BY ANDREA HOLECEK, Times of Northwest Indiana
holecek@nwitimes.com

As workers at Ford's two local plants and the company's other North American facilities determine their future, the company is deciding how it will find its "way forward" with fewer employees.

An unknown number of salaried employees already have been cut from the Chicago Ford Assembly Plant's payroll and 40 hourly workers were laid off on Sept. 1. Marcey Evans, spokesman for the company said it hopes to reduce the number of salaried employees to between 25,000 and 30,000 under the Way Forward plan.

However, Ford's wholesale buyouts don't mean an individual plant will keep or lose a specific number of hourly employees.

"There are a couple of scenario," Evans said. "It's too soon to be specific."

The Assembly Plant currently has about 170 salaried employees and 2,400 salaried workers.

If more workers than targeted opt for one of the buyouts, workers currently on layoff will be the first to fill the plant's job openings. UAW members from various Automotive Components Holding plants, which Ford bought back from Visteon a year ago and is closing, will be next in line, followed by those at other closed facilities, Evans said.

However, the Chicago Assembly plant will be operating with fewer workers, according to a high-level manager, who asked to remain anonymous. In the future, rather than closing the plant for weeks at a time to lower inventory levels, as it currently doing, line speed will be reduced so fewer workers will be needed.

He estimated about the plant will need about 300 fewer workers.

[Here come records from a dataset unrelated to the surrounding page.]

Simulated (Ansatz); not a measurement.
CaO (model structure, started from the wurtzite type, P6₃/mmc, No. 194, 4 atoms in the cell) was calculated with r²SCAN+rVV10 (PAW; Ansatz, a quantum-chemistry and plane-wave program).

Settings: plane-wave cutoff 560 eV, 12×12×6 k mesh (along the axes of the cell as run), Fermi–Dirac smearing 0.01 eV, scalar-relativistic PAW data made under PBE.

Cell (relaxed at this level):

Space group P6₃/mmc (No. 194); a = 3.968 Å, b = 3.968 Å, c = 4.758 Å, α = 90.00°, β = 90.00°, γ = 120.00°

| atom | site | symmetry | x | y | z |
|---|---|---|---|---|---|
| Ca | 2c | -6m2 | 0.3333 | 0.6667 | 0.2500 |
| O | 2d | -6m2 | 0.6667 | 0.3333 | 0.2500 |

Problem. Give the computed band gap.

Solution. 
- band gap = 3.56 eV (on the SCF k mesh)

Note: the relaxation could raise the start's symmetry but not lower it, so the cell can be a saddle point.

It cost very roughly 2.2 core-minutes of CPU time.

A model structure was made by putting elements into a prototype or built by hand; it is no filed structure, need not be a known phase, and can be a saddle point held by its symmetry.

"Line speed reduction means instead of building 70 units, we'll build 60," he said. "Everybody will be able to do a little more. The idea is to adjust capacity to market demand. Down weeks are not a good thing because you still have overhead and are paying people."

The plant needs to have a "pull" rather than a "push" system, the manager said.

"We don't want to push cars into the market," he said. "It should be, 'we want your product, please produce it.' We don't want to overproduce."